Y1 Home Learning - Week Beg 6.7.20
Y1 Home Learning
Hello Mums, Dads and Carers
If your child is still keen to complete all the home learning then keep on going, that is fantastic, however, as we are getting nearer to the end of term, I realise that many of the children may be running out of steam. Don’t worry about this, just choose the activities you think they’ll get the most out of and see how you get on. You may get half activities completed or you may have to change the format of some so that they can have a go.
This home learning is for the rest of this term so there will be NO NEW HOME LEARNING NEXT WEEK!
Can I just take this opportunity to thank you for your support whilst I’ve been writing the blogs; I’ve really appreciated the feedback and support. I hope you all have a safe and fun summer.
* Read, Write, Inc – here are the 3 lessons for this week and 3 for next but remember the daily sessions on Youtube are worth looking at especially for practicing sounds and blends. Please feel free to do both or either. The link for the daily lessons is:
* Handwriting – This week we’re focusing on “zig zag letters”. Watch the video on:
Now have a go at the worksheets below: “v,w,x Worksheet” and “z worksheet”. If you can’t print this just have a go at copying the writing neatly on paper. Don’t forget that good handwriting means working on the finger and shoulder muscles so other good ideas for helping with handwriting are:
- Arm exercises – make big circles with your arms. Be careful not to do this too quickly! Go forwards and backwards.
- This video will show you some good exercises to do before starting any handwriting:
- Drawing patterns and shapes on paper or with a finger in mud, paint or another sticky substance.
- Trace over pictures, words or shapes (greaseproof or very thin paper is good for this).
- Cutting out shapes or pictures.
In case you want any extra handwriting practice over the holidays I've attached some worksheets to practise all the letter groups (All letter families worksheet).
* Spelling – here are some more of those tricky words to learn that you can’t always sound out. I know you are going to tell me they are too easy but you need to learn to spell them extra well so it makes writing your stories easier. These are the words we’re going to focus on this week and next:
no, go, so, by, my, here, there, where, come, some
one, once, ask, friend, school, pull, push, full, house, our.
Practise spelling the words lots of times and play the game attached below.

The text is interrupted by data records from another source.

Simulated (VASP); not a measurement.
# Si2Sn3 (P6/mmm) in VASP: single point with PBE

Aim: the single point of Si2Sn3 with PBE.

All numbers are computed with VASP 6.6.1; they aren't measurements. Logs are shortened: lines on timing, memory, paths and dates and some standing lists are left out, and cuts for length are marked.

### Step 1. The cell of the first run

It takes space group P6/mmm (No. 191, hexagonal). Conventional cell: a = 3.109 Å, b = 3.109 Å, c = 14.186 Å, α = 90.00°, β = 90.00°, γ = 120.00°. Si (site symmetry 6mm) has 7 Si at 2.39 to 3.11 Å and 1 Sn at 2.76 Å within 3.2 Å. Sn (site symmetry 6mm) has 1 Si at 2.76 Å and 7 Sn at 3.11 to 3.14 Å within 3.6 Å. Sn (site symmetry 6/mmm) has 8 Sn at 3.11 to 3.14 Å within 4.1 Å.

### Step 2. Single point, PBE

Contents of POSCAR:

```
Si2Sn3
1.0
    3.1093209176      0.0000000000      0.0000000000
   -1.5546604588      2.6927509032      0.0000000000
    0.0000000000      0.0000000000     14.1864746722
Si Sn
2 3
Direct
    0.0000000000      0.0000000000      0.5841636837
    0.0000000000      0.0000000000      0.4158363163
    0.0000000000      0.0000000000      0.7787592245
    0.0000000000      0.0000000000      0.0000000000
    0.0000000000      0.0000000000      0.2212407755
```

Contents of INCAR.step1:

* This week we are still thinking about castles. In the video below I tell one of my FAVOURITE stories called “The Paper Bag Princess”. I hope you enjoy listening to it, I love telling it.
* The dragon in this story is a traditional dragon. I’m sure you could imagine more interesting and unusual dragons. Imagine a dragon of your own. Give it a name and draw a picture of it. On your picture make sure you show:
- What colour it is? Or is it multi-coloured?
- What shape is it? How many legs, arms or wings does it have?
- What are its scales like?
Then describe your dragon. As well as describing what your dragon looks like, describe its character. Is it nasty, cute, scary, funny or something else? Make sure you use full stops and capital letters.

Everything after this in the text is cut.